Story of Maple Syrup
Maple syrup is made from maple sap, collected from sugar
maple trees in very late winter and early spring. The sap is
a very dilute liquid containing from 1% to 7% sugar, varying
from tree to tree and probably averaging around 2% sugar. It
takes approximately 40 gallons of this sap to produce 1
gallon of maple syrup.
As the end of winter approaches, the farmer breaks roads
through the snow to the sugar house, and throughout his
maple woods. He then proceeds to wash and sterilize all his
Next comes the tapping of the sugar maples. A 7/16 inch hole
is drilled into the tree to a depth of about 1 1/2 to 2
1/2 inches. Into this is driven a "spout." These spouts are
rather like modified pieces of pipe from which the bucket
is hung or pipeline is run. A cover keeps dirt and rain
water out of the buckets until collection; pipeline carries
the sap directly from the tree to the storage tank.
To make top quality maple products the sap must be fresh
and cold, which means it must be gathered and boiled
often. In some modern sugar orchards small plastic
tubing is attached directly to the spouts. The sap then flows through the small plastic tubes to larger pipes,
and directly to the storage tank, thus saving the labor of
gathering the sap. Other sugar makers use large gathering
tanks which are pulled by tractors or horses through the
woods. The sap, which has dripped drop-by-drop from the
spouts, is dumped from the sap bucket into the gathering
pail, which is then carried to the sled. Here it is dumped
through a strainer into the "gathering tank." When the tank
is full, it is hauled to the "sugarhouse" and emptied into
an elevated "storage tank" to await "boiling."
From the storage tank the sap flows, to the "evaporator".
Evaporators are large pans, varying in size according
to the size of the operation. A popular size is 5 feet
wide and 16 feet long. Most evaporators have two pans; the
flue pan and the syrup pan. The sap flows first to the flue
pan, which has a bottom made of flues to provide a greater heating surface, and then to the flat bottomed
syrup pan. The pans are divided by partitions, which creates
a continual but very slow movement of sap from the
point where it enters the evaporator around the many
partitions and finally out of the evaporator as syrup.

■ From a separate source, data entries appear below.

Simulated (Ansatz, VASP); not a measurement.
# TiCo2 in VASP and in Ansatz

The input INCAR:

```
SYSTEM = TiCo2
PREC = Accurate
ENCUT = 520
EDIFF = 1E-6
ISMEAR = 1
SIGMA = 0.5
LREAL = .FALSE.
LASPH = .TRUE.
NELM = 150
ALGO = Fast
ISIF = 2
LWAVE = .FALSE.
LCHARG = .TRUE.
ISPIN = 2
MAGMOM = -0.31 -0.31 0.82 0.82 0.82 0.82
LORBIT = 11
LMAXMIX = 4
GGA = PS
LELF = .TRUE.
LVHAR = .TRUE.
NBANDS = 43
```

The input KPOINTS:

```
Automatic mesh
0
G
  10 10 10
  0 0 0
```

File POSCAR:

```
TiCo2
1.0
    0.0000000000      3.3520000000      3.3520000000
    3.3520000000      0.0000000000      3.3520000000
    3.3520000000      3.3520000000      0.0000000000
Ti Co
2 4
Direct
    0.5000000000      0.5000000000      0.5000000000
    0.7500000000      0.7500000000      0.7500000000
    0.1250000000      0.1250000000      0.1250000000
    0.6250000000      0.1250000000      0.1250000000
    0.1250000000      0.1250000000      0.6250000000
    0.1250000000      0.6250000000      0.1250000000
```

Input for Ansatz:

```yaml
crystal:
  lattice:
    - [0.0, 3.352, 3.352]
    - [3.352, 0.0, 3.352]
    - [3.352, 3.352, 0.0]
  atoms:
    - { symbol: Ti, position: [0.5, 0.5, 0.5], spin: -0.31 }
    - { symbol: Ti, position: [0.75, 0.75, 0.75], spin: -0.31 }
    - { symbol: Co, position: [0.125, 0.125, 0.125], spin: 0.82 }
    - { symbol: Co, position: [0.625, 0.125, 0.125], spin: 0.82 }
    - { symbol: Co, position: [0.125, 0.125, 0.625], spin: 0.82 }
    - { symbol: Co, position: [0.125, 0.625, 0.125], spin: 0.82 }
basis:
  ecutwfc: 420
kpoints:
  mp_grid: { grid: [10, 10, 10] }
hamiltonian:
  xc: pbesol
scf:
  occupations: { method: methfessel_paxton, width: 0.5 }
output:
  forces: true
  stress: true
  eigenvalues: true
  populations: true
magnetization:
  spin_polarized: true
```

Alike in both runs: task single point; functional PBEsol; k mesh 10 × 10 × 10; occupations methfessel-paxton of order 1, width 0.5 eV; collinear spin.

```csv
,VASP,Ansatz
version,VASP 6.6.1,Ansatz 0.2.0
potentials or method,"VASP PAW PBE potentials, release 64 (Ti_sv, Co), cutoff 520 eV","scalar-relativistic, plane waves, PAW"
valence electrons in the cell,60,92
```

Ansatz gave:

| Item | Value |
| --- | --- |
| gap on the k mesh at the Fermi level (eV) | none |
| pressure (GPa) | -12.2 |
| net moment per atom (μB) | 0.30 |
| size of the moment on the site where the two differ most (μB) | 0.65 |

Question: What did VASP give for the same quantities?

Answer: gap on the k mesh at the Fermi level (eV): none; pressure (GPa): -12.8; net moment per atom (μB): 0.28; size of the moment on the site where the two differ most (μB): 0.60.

To evaporate the tremendous amount of water in the sap,
a large quantity of fuel must be burned. Some producers
use oil, however most sugar makers use wood cut from their
own woodlots as fuel. Sugar makers like to have the wood cut
and finely split a year in advance of sugaring, as dry wood
boils the sap much faster. Preparing this wood is hard work,
requiring many days of labor.
It takes a long time for the 2% sap to be condensed by the
evaporation process to the exact density of maple syrup. If cooked too thick the resulting syrup will crystallize. If
the syrup is too thin it will be apt to ferment. Sugar makers
use a hydrometer to check the density. When the hydrometer
settles in the liquid syrup to a mark
designating the correct density, the syrup is drawn from the
pan. It is then filtered again to remove the nitre (or sugar
sand) which has developed in the boiling process.
From the filtering tank the maple syrup flows into small
retail containers or into 35 and 50 gallon drums to be
packed later. The syrup is packed hot and each can must be
sealed according to Vermont law. The grade of syrup and the
packer's name and address must be marked on the can.
As you can see, making maple syrup is a fairly long and
costly process, but the excellent tasting, high quality
product which results makes it all worthwhile.